Patent Search Service
The professionals at BIESSE conduct any patent search with precision and thoroughness, in anticipation of filing a patent application, or in order to challenge a competitor's patent, or for due diligence purposes. The patent prosecution procedure can prove costly in terms of time and resources when the patent application is filed without a clear picture of the state of the art.
Patent Searches
To avoid incurring unforeseen expenses and undesirable delays in the examination of the application, the professionals at the firm always recommend conducting a prior art search before filing a new patent application.
On the other hand, a patent search can prove decisive in seeking the invalidation of competitors' patents, or in highlighting weaknesses in the IP portfolio of a company being acquired.
Searches are also tools of competitive intelligence: they can provide very useful indications regarding any changes in the commercial strategy pursued by competitors, or regarding their new technical collaborations and new partnerships, or more simply they can provide indications as to their technical choices and investments in research and development.
Patent searches are a useful tool for patent owners both before the filing of a new patent application and after its grant. Different types of searches may be conducted depending on requirements: searches aimed at assessing patentability, searches aimed at assessing interference and freedom to operate, and monitoring activities, i.e. competitive intelligence on competitors' IP portfolios.
In many circumstances it is appropriate to conduct an independent prior art search before filing a patent application. For example, it is advisable to conduct a search where the technical field to which the invention relates is crowded with operators, or where there is a large cluster of patents or patent applications. Furthermore, it is advisable to conduct a prior art search when one is not certain of the state of the art in the technical field to which the invention relates.
The patent system is public in nature. In other words, patent applications and patents are subject to publication by the patent office; publication is normally deferred to the 18th month from the filing date of the applications. The publication of applications and patents takes place in dedicated digital registers of the patent offices, most of which are available online. The database of the European Patent Office, known as Espacenet and accessible at the address worldwide.espacenet.com, is one of the largest collections of published applications and patents, with over 100 million documents from the patent offices of the world's major industrialised countries. It is a useful tool for conducting patent and patent application searches. Espacenet's search interface allows keywords and dates to be searched across several fields: the title of the patent or published patent application, the abstract, the filing date, the publication date, the publication number, the proprietor, the inventor, etc.
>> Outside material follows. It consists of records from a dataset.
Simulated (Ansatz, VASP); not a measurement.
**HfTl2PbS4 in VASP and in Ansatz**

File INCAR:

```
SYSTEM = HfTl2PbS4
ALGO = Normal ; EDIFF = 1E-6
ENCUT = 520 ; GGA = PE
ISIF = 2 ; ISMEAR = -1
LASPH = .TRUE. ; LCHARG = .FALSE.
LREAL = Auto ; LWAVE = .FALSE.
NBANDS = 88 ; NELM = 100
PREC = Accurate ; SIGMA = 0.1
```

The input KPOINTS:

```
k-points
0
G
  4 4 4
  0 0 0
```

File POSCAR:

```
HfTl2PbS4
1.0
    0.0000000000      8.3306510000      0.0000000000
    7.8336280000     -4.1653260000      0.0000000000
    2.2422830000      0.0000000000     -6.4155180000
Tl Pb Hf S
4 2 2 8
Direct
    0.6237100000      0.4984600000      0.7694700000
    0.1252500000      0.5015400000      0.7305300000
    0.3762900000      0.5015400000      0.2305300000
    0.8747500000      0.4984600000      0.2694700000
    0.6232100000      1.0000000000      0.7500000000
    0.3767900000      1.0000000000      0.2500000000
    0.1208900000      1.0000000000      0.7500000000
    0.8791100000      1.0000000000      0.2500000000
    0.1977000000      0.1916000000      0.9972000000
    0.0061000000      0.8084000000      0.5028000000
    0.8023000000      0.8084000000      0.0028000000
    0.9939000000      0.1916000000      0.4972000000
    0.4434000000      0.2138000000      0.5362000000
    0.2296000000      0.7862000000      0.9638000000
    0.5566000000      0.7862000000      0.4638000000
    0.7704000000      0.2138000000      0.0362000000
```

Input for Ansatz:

A prior art search covers all information (relating to the content of an invention) available to the public at the time of the search anywhere in the world, and includes both published patents and other sources outside the patent system, such as scientific papers, promotional material, articles, videos and photographs, etc.
BIESSE always advises its clients to conduct a prior art search of patent databases before preparing a new patent application. Analysis of the prior art documents can make it possible to accurately identify the genuinely novel and inventive features of the technical solutions conceived or developed by the client. The patent application can therefore be focused from the outset on such features; this could lead to a rapid substantive examination by the patent office, with a corresponding minimisation of costs for the client, and to the grant of a strong patent that is well defensible in court.
A patent search can make it possible to identify documents useful for seeking the invalidation of a patent that a competitor has asserted against our client. If it can be shown that the basic concepts of the patent were already described, or suggested, in documents published prior to the filing of the corresponding application, or prior to its priority date, the court will declare the patent invalid. Invalidity may be total or partial.
Periodic patent searches are known as monitoring activities. Monitoring activities make it possible to verify the technical and strategic choices of competitors. By analysing at regular intervals the patent applications filed in the name of one or more competitors, it is possible to determine what choices have been made at the technical level (which inventions) and at the territorial level (in which states patent applications have been filed). Analysis of the legal status of a competitor's patent application or patent makes it possible to identify any abandonments in one or more states, extensions in other countries, the filing of third-party oppositions, the registration of licences, assignments, changes of ownership, etc.